World-Famous, New York Times Best Selling Author, and All-Around Nice Guy!

  4 Responses to “Overlooked America – Massachusetts”

  1. You hit only the tourist attractions in Massachusetts.

    In western Massachusetts, also known as the Berkshires are some real “Overlooked America.”

    Dalton Ma.: ALL the paper used for U.S. Currency is produced there. in 200 year old mills. A little museum explains the process.

    Pittsfield: The Berkshire museum. One of the finest small museums in the country. Maintained by the Crane family, of Crane paper, whom makes the money paper in Dalton
    .
    Hancock: Shaker village. As completely restored village showing how the Shakers lived.

    By the way, Lizzie Borden was acquitted so I don’t think you can say she murdered her parents. Innocent until proven guilty Nick.

    Come on Nick, do some basic research before publishing.

  2. Wow, Joe Homich, are you always that rude? I don’t see you publishing a daily blog full of useful information that gets thousands of readers. Here’s a new flash for you – most of us ARE tourists and these are the kind of things we WANT to learn about. Go suck on a lemon or whatever it is that makes you such a sourpuss.

  3. I hope we never park next to Joe Homich. I think he’d make a miserable neighbor.

  4. Not always that rude, just sick and tired and sick and tired of all media outlets, including Nick, publishing information that is incorrect.

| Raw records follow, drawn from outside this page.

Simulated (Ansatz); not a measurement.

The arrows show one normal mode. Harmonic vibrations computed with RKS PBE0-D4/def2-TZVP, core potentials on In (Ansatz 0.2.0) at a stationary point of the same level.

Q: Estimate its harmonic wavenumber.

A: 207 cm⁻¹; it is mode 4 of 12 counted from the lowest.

    I guess because the New York Times produces so many stories per day you will forgive them in they are completely wrong, Rachel.

    By the way, I tried being nice to nudge media outlets to increase accuracy, in including past issues with Nick’s blog. It didn’t work. So maybe a little rudeness will get their attention.

    In the meantime, Emily Post Wannabes, tell some whom cares.